Sunday 4 October 2009

Anish Kapoor @ The Royal Academy

There is a work in the first room, When I am Pregnant. It is easy to overlook as the rest of the room is filled with pigment sculptures emitting rich colour and beguiling form and to look at this piece in comparison is to look at nothing. It is to see other people looking at nothing. That is the first thing one sees,  other viewers peering and pacing around it. It is to focus on an empty bit of space. It is like seeing something that is not there and is hence like witnessing a shared hallucination. It is to see the wall melting and to also see an artwork melting into the wall. If one stands around three foot directly in front of the work these optical effects are at their most powerful. It is dizzying to try an focus on what form might be there. Viewed from the side, it is a line, pure and 2-dimensional. As one walks around to the front of the work the line shrinks and eventually disappears. Viewed from about a metre away, it is nothingness but as one steps back more it appears once again as a spotlight. I was once pregnant. Now I am not. It was something both evident and invisible. The wall is impregnated with an idea, those intangible foundations of creativity. It breaks down the physicality of space - what is wall and what is not wall? The closer one is to the work, the less one can see it. 

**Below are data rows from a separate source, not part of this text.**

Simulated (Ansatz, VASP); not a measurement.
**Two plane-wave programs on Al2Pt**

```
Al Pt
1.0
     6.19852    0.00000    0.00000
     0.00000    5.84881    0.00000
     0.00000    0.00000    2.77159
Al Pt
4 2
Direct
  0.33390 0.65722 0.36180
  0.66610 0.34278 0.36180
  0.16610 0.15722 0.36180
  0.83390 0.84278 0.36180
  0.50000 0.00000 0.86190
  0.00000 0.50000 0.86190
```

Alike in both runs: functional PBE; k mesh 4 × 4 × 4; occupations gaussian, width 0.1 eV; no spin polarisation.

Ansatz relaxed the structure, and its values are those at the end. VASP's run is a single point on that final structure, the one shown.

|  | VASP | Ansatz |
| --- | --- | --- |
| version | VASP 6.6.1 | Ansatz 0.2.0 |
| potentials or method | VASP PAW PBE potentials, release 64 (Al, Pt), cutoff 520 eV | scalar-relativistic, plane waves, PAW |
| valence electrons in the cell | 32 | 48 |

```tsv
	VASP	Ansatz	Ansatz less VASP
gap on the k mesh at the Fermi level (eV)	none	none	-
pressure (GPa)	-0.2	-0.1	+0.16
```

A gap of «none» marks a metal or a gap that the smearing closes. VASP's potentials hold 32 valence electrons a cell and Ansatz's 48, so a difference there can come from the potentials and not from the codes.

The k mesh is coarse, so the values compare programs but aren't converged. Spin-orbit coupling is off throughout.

Much of Kapoor's art works on the same basis. To view his work is to see other viewers looking in awe at nothingness or what is not really there, at an optical illusion. For it is the empty space, this reflecting space that creates an aura for the work. The aura that eats up space by creating something illusory that we perceive as physical. The viewer completes the work, indeed it is just as intriguing to watch people looking at the work as to look at the work itself. In the mirror works they look at their own reflections and reflections of the gallery, really quite ordinary things that now appear marvelous. Stand in the right place and one can even disappear. Viewers are abstracted in the same way as the architectural forms around them. The mirror brings together these distorted forms to create a surrealist composition. The mirror works are particularly effective in the Royal Academy compared to say in a white cube because the gallery space is so evidently a gallery space, it has more formality to be broken down. The other great theme in Kapoor's work is pigment which is an equally anarchic presence in the gallery. It exists outside of the confines of a canvas and crashes onto walls and floors. There is an obvious violence to the canon that fires pellets of pigment repeatedly at the gallery wall but it is also evident in the stately procession of a huge block of red wax which plows through the galleries, smashing pigment across the doorways. The building itself becomes the sculptor carving the form into a cast. Viewed from the front each room temporarily appears painted red as the pigment trundles through.